Archive | April, 2014

Victoria Coren’s historic double EPT win, and why gender still matters in poker

21 Apr

 

Victoria Coren

Victoria Coren Mitchell, with the hand that won her second EPT

So Vicky Coren (or rather Victoria Coren Mitchell, as she now is), won the European Poker Tour last night, taking home nearly £400,000. Absolutely bloody brilliant. In 2006 Coren became the first woman to win the EPT. Now she’s made history on gender-neutral terms as the first person ever to win it twice.

Gender shouldn’t matter in poker, but it still does. Play any tournament, and you’ll see an average of one woman for every table of 10. Go to a cash game in a casino outside Vegas, and you may find fewer still.

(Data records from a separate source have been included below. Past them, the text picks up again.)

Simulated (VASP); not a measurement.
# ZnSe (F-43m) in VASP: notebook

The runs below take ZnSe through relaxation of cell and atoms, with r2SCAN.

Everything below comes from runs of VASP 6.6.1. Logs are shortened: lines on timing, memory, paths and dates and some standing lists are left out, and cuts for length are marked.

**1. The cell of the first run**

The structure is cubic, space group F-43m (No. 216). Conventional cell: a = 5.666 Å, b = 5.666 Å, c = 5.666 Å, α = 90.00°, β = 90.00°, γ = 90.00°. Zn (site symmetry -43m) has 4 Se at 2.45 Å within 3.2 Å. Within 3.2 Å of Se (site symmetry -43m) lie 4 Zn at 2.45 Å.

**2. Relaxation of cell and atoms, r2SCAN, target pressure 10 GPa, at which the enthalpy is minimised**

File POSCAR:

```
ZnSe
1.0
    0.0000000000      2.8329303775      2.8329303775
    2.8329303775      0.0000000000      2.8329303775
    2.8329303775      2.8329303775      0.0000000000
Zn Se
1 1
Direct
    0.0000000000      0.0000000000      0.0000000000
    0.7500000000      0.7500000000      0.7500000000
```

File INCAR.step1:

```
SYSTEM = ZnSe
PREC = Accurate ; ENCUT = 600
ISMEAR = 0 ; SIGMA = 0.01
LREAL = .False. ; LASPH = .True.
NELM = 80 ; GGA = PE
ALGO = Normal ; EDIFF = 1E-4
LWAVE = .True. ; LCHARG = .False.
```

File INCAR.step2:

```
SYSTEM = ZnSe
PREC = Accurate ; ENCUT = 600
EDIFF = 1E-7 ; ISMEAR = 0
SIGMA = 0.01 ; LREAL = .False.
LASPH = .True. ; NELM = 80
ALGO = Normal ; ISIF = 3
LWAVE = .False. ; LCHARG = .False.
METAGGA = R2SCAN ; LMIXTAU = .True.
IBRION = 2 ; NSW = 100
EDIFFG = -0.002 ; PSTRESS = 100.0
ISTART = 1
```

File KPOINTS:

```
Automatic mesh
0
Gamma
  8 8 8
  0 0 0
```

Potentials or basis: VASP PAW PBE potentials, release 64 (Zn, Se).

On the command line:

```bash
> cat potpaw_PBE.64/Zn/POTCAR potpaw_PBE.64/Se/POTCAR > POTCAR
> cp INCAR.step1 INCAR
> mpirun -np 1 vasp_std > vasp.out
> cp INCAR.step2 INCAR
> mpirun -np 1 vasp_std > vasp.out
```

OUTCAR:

Why? Coren herself describes in her excellent memoir For Richer, For Poorer the initial fear at stepping into the all-male preserve of the Victoria Casino: “My second trip is by myself… I peep through the partition wall. There, just visible through the volcanic cloud of smoke, is the same cliquey gaggle of old men. A couple of them peer suspiciously at me. My stomach clenches with fear. I go back down the stairs, find my car, and go home.”

The smoke may have lifted, and the old men have mostly been replaced by young bucks in T-shirts and shades, but poker rooms can still be an intimidating environment for women. They are assumed to be conservative players, so more aggressive players will often re-raise them with marginal hands in the expectation of forcing a fold. The more attractive female players will get hit on mercilessly, and it’s not uncommon to hear jokes about “nice pairs” and “straddling” as soon as they step away from the table. Poker tournaments and the lesser websites (not PokerStars or Full Tilt, thankfully) are still often shamelessly promoted with bikini-clad dolly birds, as though we hadn’t left the ‘70s.

More insidiously, I have had several negative conversations about Vicky Coren at the poker table. It starts when they ask me how I got into poker. “I was taken to a home game by fellow journo Jon Ronson about ten years ago,” I explain. “I’d never played Texas Hold ‘Em, and was totally out of my depth. But as our host dispensed tips on how I should have played the hand, I realised how fascinating the game really was, how much I had to learn. The host was Vicky Coren.”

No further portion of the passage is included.